Proposed Alabama bill could induce new taxes on land trust

Proposed Alabama bill could induce new taxes on land trust

CW File

Alabama's Forever Wild Land Trust, an organization that purchases and maintains public lands for hunting, fishing, hiking and outdoor recreation, will have to pay added taxes if Alabama Rep. Mark Tuggle’s bill is passed.

Bill HB 362 proposes a constitutional amendment that would require Forever Wild to pay an ad valorem tax, a tax whose amount is based on the value of a transaction or of property, to counties for lost property taxes on lands purchased through the program.

“I think it’s a balanced bill,” Tuggle said. “I don’t think the bill has gotten a fair shake.”
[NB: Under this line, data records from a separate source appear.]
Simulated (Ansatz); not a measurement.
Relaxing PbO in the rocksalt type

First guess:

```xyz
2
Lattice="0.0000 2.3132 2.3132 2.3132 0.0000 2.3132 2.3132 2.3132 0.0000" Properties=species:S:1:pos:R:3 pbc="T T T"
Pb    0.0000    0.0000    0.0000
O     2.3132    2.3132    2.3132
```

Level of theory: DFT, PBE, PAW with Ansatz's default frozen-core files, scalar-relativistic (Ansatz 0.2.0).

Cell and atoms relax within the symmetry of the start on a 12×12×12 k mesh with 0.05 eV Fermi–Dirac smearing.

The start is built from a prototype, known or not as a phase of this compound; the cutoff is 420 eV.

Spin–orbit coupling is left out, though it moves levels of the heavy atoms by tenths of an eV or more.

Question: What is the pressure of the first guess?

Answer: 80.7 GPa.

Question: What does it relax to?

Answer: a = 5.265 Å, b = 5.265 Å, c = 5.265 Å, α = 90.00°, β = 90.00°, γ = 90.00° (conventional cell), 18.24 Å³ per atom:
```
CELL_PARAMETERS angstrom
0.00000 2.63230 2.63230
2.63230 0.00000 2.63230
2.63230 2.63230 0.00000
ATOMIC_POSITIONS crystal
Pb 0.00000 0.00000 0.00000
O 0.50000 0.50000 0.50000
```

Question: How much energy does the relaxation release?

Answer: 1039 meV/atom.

Tuggle said the tax revenue would go to schools, the state general fund and veterans' assistance. Tuggle said current estimates indicate counties would earn about $400,000 from Forever Wild annually if the bill is passed. 

Last year a similar bill was proposed, but it did not pass.

Forever Wild currently owns about 260,000 acres of land, with 37,000 of those acres located in the Black Warrior River basin, and the number is growing. Forever Wild said in a recent return on investment study every $1 invested to purchase lands returns $5 to the state.

Patti Powell, director of state lands in the Alabama Department of Conservation and Natural Resources, said people should be mindful that passing this bill opens the possibility to tax other non-taxable entities like other state-owned land.

“One misconception is that people think there is special treatment under the law, that Forever Wild is exempt from ad valorem taxes,” she said. “All state-owned property is not taxed.”

Under current law, Forever Wild cannot acquire land if it cannot pay 15 percent of its appraised value into its stewardship fund at the same time it is purchased. Powell said this system was set up so that the program would be self-sustaining. 

“It can’t grow past what you can’t support,” she said.

In 2012, Alabama’s Forever Wild Land Trust program was renewed for another 20 years. In Tuggle’s bill, if Forever Wild is not renewed in 2032, it would get $1 million in annual funding.

Powell said there is significant concern that the 2032 renewal provision will cause Forever Wild to spend through the stewardship account.

“It puts the self-sustain model in jeopardy,” Powell said.

According to Tuggle’s bill, if Forever Wild is not renewed in 2032, timber sales from their protected lands would go into their stewardship account instead of the general funds account as it does now. Tuggle said the stewardship account is not accessible to the government.

Forever Wild currently has about $33 million in its stewardship account, which Powell said is necessary to generate the interest each year required to take care of the land.

Forever Wild also receives 10 percent of the interest from the Alabama trust fund which is made up of royalties from offshore oil and gas leases. Powell said Forever Wild can receive funding up to $15 million. 

Caroline Mauldin, a junior majoring in secondary education, said she likes to go hiking with her friends, but doesn't have a set decision on how she feels about the bill. 

“You just have to weigh the pros and cons and try to figure it out,” Mauldin said.

Allison Andrews, a freshman majoring in chemical engineering, said if Alabama is able to improve its education through funding, it should.

“I think education is more important than the upkeep of state land,” she said.

Tuggle said he has received support from the senate because the Forever Wild Trust won’t collapse with the passage of the bill. 

“Forever Wild will continue to be a successful program,” Tuggle said.

Powell disagrees and said long-term, the bill passing would have a detrimental effect on taking care of the land, so they continue to fight the legislation. 

“We will always endeavor this to be a successful program,” Powell said.